This topic describes distributed execution and parallel query.
Distributed execution
For a distributed system based on the Shared-Nothing architecture, the data of a relational table is stored in partitions on various nodes of the system. So, for a cross-zone data query, the execution plan is required to handle data on multiple nodes. Therefore, OceanBase Database is provided with capabilities to generate and execute distributed execution plans.
For distributed execution plans, partitioning improves query performance. You do not need to partition a small relational table. However, for a large relational table, you need to carefully select the partitioning key based on the requirements of the upper-layer application system. Make sure that most queries can use the partitioning key for partition pruning, which reduces the data access workload.
We recommend that you use the join key as the partition key for related tables and apply the same partitioning method to configure the same partitions on the same node by using table groups, to reduce cross-node data interaction.
The optimizer of OceanBase Database automatically generates a distributed execution plan based on the query and the physical distribution of data.
Parallel querying
A parallel query refers to the process of restructuring an execution plan to increase its CPU resources and I/O processing capacity, and thus reduce the system response time to the corresponding query. The parallel query technology applies to both distributed and local execution plans.
When a single query involves access to data stored on different nodes, you need to fetch such data to the same node for computing through data redistribution. The system takes each data redistribution node as the upper and lower boundaries to vertically divide each execution plan of OceanBase Database into multiple data flow objects (DFOs). Each DFO is split into tasks of specified degrees of parallelism (DOPs) to improve execution efficiency by running tasks in parallel.
Generally, a higher DOP leads to a shorter response time to the query, but it requires more CPU, I/O, and memory resources to execute the query. For decision support systems (DSS) or data warehouses that support querying massive amounts of data, the response time is shortened.
Generally, the execution logic of a parallel query is similar to that of a distributed execution plan. After an execution plan is decomposed, each part of the plan is executed by multiple execution threads. DFOs of the execution plan and the tasks within each DFO are executed in parallel through scheduling. Parallel queries are ideal for batch update, index creation, and index maintenance operations in online transaction processing (OLTP) scenarios.

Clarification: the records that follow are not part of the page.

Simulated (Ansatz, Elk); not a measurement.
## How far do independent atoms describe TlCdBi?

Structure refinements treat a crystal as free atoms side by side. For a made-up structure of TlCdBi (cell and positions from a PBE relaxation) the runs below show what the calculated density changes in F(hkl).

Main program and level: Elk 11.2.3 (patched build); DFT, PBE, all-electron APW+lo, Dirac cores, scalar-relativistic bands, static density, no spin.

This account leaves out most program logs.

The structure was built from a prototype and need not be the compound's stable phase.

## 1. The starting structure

Parallel queries can effectively improve the processing performance of the system when the system has:
Sufficient I/O bandwidth
Low CPU utilization
Adequate memory resources
If the system does not have sufficient resources for parallel processing, you cannot improve the execution performance by using parallel queries or increasing the DOPs of the tasks. On the contrary, when the application system is overloaded, the operating system must run more scheduling tasks, such as context switching and page switching, which may degrade its performance.
Generally, for DSS systems with a large number of partitions and data warehouses, parallel execution can reduce the response time. For simple DML operations, intra-partition queries, or queries across a small number of partitions, parallel queries cannot significantly reduce the response time.